Qualified Opportunity Zones/Funds and FIRPTA
April 17, 2019
By Harold Adrion and Richard Shapiro
The interaction of the qualified opportunity zone (“QOZ”) and FIRPTA tax regimes was not addressed in the proposed regulations issued to date on QOZs by the IRS. The QOZ regime may provide a significant benefit to nonresidents that have either invested in U.S. real estate or plan to do so. As will be noted, there are several issues that need to be addressed by the IRS.
What is a QOZ?
- The QOZ regime contained in the Tax Cuts and Jobs Act (“TCJA”) allows taxpayers to defer tax on capital gains from the sale of investments if the capital gain is invested within 180 days in a qualified opportunity fund (“QOF”).
- The deferral of the capital gains invested may last until December 31, 2026 and may also allow the taxpayer to exclude up to 15% of the deferred gain completely.
- More importantly, the TCJA allows for a permanent exclusion (through a basis step-up) of capital gains derived from the later sale of the investment in a QOF provided that is held for at least ten years.
- Proposed regulations permit an investor to hold its investment in a QOF until December 31, 2047 and still receive the benefit of capital gain exclusion.
The “no tax on future appreciation” benefit only applies to the portion of the future gain attributable to “eligible gain” rolled into a QOF for which a gain deferral election was made, in accordance with the QOZ statute and regulations. Eligible gain is gain that (1) is treated as capital gain for federal income tax purposes, (2) arises from a sale to an unrelated person and (3) would be recognized for federal income tax purposes before January 1, 2027 absent the QOZ regime.
What is FIRPTA?
Nonresidents of the U.S. are generally only taxed in the U.S. on effectively connected income (“ECI”) and U.S.-source income that is fixed and determinable – example: interest, dividends and royalties.
Congress enacted the Foreign Investment in Real Property Tax Act of 1980 (“FIRPTA”) to impose a tax on foreign persons when they sell a U.S. real property interest. A “foreign person” includes a nonresident alien, foreign partnerships, trusts, estates and corporations which have not elected to be treated as a domestic corporation under IRC Sec. 897(i). For U.S. real property dispositions subject to FIRPTA, the transferee (purchaser) is required to withhold and remit to the IRS 15% of the gross sales price to ensure that any taxable gain realized by the seller is actually paid.
Three Exceptions to FIRPTA
- If property becomes buyer’s personal residence, IRC Sec.1445(b)(5) provides an exemption for property acquired by a transferee that will be used as the transferee’s personal residence. To qualify for the exemption, the transferee must sign an affidavit stating that the amount realized (generally sales price) is not more than $300,000.
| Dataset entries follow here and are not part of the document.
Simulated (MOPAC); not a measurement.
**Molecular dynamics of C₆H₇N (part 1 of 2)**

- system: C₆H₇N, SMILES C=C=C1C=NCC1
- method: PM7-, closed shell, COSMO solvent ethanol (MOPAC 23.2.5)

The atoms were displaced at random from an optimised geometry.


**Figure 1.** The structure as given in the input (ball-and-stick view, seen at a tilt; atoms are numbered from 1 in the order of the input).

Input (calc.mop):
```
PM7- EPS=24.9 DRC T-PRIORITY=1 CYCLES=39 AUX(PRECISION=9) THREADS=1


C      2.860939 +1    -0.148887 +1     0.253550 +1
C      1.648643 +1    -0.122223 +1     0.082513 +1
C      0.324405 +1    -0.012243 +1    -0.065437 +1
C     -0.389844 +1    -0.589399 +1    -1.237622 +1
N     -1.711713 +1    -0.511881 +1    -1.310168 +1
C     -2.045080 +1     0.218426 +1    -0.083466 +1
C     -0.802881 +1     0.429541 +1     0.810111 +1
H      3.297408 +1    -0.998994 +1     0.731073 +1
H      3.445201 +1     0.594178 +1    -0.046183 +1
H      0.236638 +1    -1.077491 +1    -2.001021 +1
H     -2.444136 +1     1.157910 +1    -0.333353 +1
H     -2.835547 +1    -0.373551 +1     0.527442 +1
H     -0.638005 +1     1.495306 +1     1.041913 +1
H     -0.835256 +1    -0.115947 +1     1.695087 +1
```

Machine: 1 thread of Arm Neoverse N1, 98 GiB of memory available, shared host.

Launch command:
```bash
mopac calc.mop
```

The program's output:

- The second exception to the FIRPTA withholding requirements is the simultaneous IRC Sec. 1031 exchange. The transferee is not required to withhold if “the transferor gives written notice that no recognition of any gain or loss on the transfer is required because of a non-recognition provision in the Internal Revenue Code.” Such notice is called a “Declaration and Notice to Complete an Exchange” (“1031 Declaration and Notice”). A transferee can rely on a 1031 Declaration and Notice only if: (1) the foreign person completes a simultaneous exchange (i.e., the same day); and (2) the foreign person receives no cash or mortgage boot.
- The third exception is for a transaction in which the IRS has issued a withholding certificate to the foreign seller. The amount which must be withheld by a buyer can be reduced or eliminated pursuant to a withholding certificate. A withholding certificate may be issued due to: (i) a determination by the IRS that reduced withholding is appropriate because either the amount that must be withheld would be more than the transferor’s maximum tax liability or withholding of the reduced amount would not jeopardize collection of the tax; (ii) the exemption from U.S. tax of all gain realized by the transferor; or (iii) an agreement for the payment of tax providing security for the tax liability, entered into by the transferee or transferor. The transferee, the transferee’s agent or the transferor may request a withholding certificate. The IRS will generally grant or deny an application for a withholding certificate within 90 days after its receipt of a completed IRS Form 8288-B application.
Issues to be addressed regarding the interplay of FIRPTA and QOZs
- In general, nonresidents are only taxed on ECI, fixed and determinable income, and sales of a U.S. real property interest. In order for gain to be eligible for the QOZ regime, the IRS should clarify that gain recognized by a nonresident is considered eligible gain for purposes of the QOZ regime whether or not the gain would be subject to U.S. taxation. There is nothing in the legislative history of the QOZ regime that would appear to deny the ability of nonresidents to benefit from the QOZ regime.
- As noted previously, when a nonresident sells a U.S. real property interest, it may be possible to obtain a withholding certificate from the IRS to reduce the amount of withholding. It can take the IRS several months to issue a certificate. During this period, funds are usually held in escrow until the IRS issues a withholding certificate. The TCJA requires that a taxpayer invest gain into a QOF within 180 days of the sale or exchange that generated the gain. Will a withholding certificate be obtained in a timely fashion? The IRS has been asked to issue guidance that allows taxpayers to elect to treat the 180-day period from the date of sale or exchange or the date they receive a FIRPTA withholding certificate.
The QOZ regime potentially offers significant benefits to nonresidents, potentially offering exemption from gain on the sale of U.S. real estate. There are several issues which need to be addressed by the IRS. However, this is an area that should be closely monitored by nonresidents investing in U.S. real estate.